Hello! I’m a Ph.D. Candidate of Sociology at UC Berkeley studying online dating, the sharing economy, culture, economic sociology, and social exchange.
My research and ideas have been featured on NPR (Morning Edition, All Things Considered), San Francisco Chronicle, Quartz, GQ, Vox, Mashable, HuffPost, and USA Today.
Broadly, I am interested in understanding how online technologies shape cultural schemas and offline relationships. Currently, I have two ongoing projects:
Finding Love in Algorithmic Society explores the romantic strategies singles deploy when partner-seeking online. By developing a continuum of quantification, with those who use spreadsheets to track, rate, and ‘lovehack’ their dates on one end and those who exclusively rely on intuition, I theorize how individuals today rely on or repel various forms of data and algorithmic-thinking to find romantic companionship.
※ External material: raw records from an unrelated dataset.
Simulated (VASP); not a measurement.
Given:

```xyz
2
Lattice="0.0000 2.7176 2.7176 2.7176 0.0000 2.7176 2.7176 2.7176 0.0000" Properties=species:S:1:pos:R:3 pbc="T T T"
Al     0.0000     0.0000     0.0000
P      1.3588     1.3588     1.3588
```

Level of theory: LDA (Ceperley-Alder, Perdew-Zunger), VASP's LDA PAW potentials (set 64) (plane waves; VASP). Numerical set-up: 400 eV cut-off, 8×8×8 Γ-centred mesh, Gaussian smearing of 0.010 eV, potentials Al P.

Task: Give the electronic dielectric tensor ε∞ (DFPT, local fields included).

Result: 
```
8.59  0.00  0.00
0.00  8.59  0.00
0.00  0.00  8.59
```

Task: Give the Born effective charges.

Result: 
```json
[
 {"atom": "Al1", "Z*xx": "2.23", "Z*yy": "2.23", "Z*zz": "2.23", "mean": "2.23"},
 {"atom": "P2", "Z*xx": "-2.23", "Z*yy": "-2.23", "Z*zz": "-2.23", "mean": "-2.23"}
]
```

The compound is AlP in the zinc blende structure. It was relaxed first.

Sharing Bodies in the Sharing Economy focuses on how bodies are used as a reciprocal tool when for those navigating the sharing economy. Scholarship on sharing largely prioritizes the exchange of commodities and skills, overlooking an integral question—how are bodies shared? To fill this gap, this study hones in on an underexplored, ‘pay-it-forward’ sharing network—Couchsurfing[.com]—to interrogate the gifting of sex in an era of platform capitalism.